A STRIKE that shut down India’s picturesque hill station of Darjeeling – causing violence and disruption to tourism and tea production – was called off last Wednesday (27) after 104 days, protesters said.
The Gorkha Janmukti Morcha (GJM), a movement demanding the formation of a separate Indian state for ethnic Gorkhas in West Bengal, said it would enter into talks with the government.
“After the union home minister Rajnath Singh’s appeal, we had a discussion with senior leaders and decided to withdraw the indefinite strike from Wednesday,” GJM’s Jyoti Rai said. “We are going for talks because of the sacrifices of people in the hills and will wait for the outcome.”
Clashes between protesters and police, as well as arson attacks, have rattled the town for months, causing schools and shops to close and thousands of mostly Indian tourists to flee the popular destination.

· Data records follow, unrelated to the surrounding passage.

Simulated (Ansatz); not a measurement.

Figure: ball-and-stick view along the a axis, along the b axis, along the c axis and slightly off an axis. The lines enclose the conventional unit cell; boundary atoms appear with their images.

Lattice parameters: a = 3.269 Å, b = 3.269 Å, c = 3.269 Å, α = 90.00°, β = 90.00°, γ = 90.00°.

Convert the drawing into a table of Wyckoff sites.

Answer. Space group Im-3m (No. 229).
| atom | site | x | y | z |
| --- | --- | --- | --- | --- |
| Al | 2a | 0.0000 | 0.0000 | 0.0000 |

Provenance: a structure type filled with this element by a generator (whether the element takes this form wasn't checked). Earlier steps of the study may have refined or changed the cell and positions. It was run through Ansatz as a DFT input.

The unrest, which intensified in June, was triggered by the state government’s announcement the previous month that it was making Bengali mandatory in local schools – angering West Bengal’s Gorkha population, who speak Nepali. Gorkhas have been agitating for decades for a new state of “Gorkhaland” within West Bengal, claiming Bengali-speaking outsiders have exploited their resources and imposed their culture and language.
A similar uprising in 2007 saw Gorkhas granted some administrative powers. The hilly area is famous for Darjeeling tea, the production of which is jealously guarded.
The region’s economy, almost entirely dependent on tea gardens and tourism, was badly hit by the unrest and subsequent crackdown.